Home »
Algorithms
External Merge Sorting Algorithm
In this tutorial, we will learn about the basic concept of external merge sorting and the example of external merge sorting with their algorithm.
By Abhishek Kataria Last updated : August 12, 2023
What is external sorting?
External sorting is a technique in which the data is stored on the secondary memory, in which part by part data is loaded into the main memory and then sorting can be done over there. Then this sorted data will be stored in the intermediate files. Finally, these files will be merged to get a sorted data. Thus by using the external sorting technique, a huge amount of data can be sorted easily. In case of external sorting, all the data cannot be accommodated on the single memory, in this case, some amount of memory needs to be kept on a memory such as hard disk, compact disk and so on.
Requirement of external sorting
The requirement of external sorting is there, where the data we have to store in the main memory does not fit into it. Basically, it consists of two phases that are:
- Sorting phase: This is a phase in which a large amount of data is sorted in an intermediate file.
- Merge phase: In this phase, the sorted files are combined into a single larger file.
One of the best examples of external sorting is external merge sort.

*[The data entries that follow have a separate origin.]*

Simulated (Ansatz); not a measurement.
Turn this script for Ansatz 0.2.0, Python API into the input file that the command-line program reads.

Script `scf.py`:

What is external merge sorting?
The external merge sort is a technique in which the data is stored in intermediate files and then each intermediate files are sorted independently and then combined or merged to get a sorted data.
Example of external merge sorting
Let us consider there are 10,000 records which have to be sorted. For this, we need to apply the external merge sort method. Suppose the main memory has a capacity to store 500 records in a block, with having each block size of 100 records.
In this example, we can see 5 blocks will be sorted in intermediate files. This process will be repeated 20 times to get all the records. Then by this, we start merging a pair of intermediate files in the main memory to get a sorted output.
What is two-way merge sorting?
Two-way merge sort is a technique which works in two stages which are as follows here:
Stage 1: Firstly break the records into the blocks and then sort the individual record with the help of two input tapes.
Stage 2: In this merge the sorted blocks and then create a single sorted file with the help of two output tapes.
By this, it can be said that two-way merge sort uses the two input tapes and two output tapes for sorting the data.
Algorithm for two-way merge sort
Step 1) Divide the elements into the blocks of size M. Sort each block and then write on disk.
Step 2) Merge two runs
- Read first value on every two runs.
- Then compare it and sort it.
- Write the sorted record on the output tape.
Step 3) Repeat the step 2 and get longer and longer runs on alternates tapes. Finally, at last, we will get a single sorted list.
Analysis
This algorithm requires log(N/M) passes with initial run pass. Therefore, at each pass the N records are processed and at last we will get a time complexity as O(N log(N/M).